Nevertheless, it is the letters sent while Hill was still working regularly in the shop that fascinate me the most, and especially those that include titbits about some of their more interesting customers. Here, for example, on January 22nd 1958:

A man has just been in to ask if we will tear 3 illustrations out of a new art book in the window for him.

Well, why wouldn’t you?

Or my particular favourite from March 26th the previous year:

Mrs Hammersley has just been in with just a gold shell hatpin gleaming from under the layers of veils. She was here, she said because of her 80th birthday and could she borrow a book so of course I gave her one…

I am hoping that when I reach my eightieth birthday and want to borrow a book they will give me one as well although if I’m still living in the Midlands it might be quite a way to go just on the off-chance!
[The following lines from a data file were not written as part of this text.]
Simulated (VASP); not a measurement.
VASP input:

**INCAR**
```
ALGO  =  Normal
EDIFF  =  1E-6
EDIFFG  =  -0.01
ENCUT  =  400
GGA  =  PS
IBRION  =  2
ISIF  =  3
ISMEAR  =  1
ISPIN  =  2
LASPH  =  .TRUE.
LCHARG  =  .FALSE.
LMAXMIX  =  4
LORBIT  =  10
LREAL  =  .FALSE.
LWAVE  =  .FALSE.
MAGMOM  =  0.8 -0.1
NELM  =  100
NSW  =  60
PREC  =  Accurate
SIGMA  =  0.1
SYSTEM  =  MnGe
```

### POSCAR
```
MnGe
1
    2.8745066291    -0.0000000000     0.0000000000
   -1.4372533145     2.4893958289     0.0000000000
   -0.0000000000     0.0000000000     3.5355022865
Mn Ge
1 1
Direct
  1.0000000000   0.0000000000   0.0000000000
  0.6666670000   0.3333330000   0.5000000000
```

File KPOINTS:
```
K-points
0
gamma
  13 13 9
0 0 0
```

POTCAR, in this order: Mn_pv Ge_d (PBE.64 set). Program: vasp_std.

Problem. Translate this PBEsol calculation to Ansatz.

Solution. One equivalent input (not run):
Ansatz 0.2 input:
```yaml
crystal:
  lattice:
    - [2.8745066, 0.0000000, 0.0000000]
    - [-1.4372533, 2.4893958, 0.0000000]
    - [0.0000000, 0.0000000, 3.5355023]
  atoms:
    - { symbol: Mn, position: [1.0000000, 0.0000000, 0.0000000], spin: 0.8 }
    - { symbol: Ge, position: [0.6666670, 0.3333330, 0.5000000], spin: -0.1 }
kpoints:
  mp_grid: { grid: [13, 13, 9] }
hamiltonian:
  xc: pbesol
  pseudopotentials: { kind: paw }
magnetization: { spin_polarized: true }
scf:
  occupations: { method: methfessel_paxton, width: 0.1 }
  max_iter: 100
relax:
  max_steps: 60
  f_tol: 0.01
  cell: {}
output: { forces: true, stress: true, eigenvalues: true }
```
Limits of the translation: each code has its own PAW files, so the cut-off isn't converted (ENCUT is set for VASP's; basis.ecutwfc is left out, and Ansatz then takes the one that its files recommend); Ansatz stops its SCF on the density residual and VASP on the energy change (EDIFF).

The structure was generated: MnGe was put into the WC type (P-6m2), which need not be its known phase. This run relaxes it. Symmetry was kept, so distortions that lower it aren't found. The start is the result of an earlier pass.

Before reading this I had had very little literary contact with Nancy Mitford.  I’ve read her sister Jessica’s letters and I used to see Deborah walking around the estate at Chatsworth sometimes when I was visiting friends in the area but other than that I know very little at all about the Redesdale family.  Having now made her acquaintance, however, I would rather like to deepen it.  I suspect that The Pursuit of Love is probably the best place to start with her fiction but I would also like to read a biography of the family as a whole, if such a thing exists.  I know that many of you are Mitford fans so if you have any suggestions as to what I should be looking for then I would be very grateful.

There is a second book of letters concerning Number 10 Curzon Street, a Spy in the Bookshop, which is now sitting on my bedside table waiting to be begun.  If there are any more anecdotes worth the sharing, then look out for a second post.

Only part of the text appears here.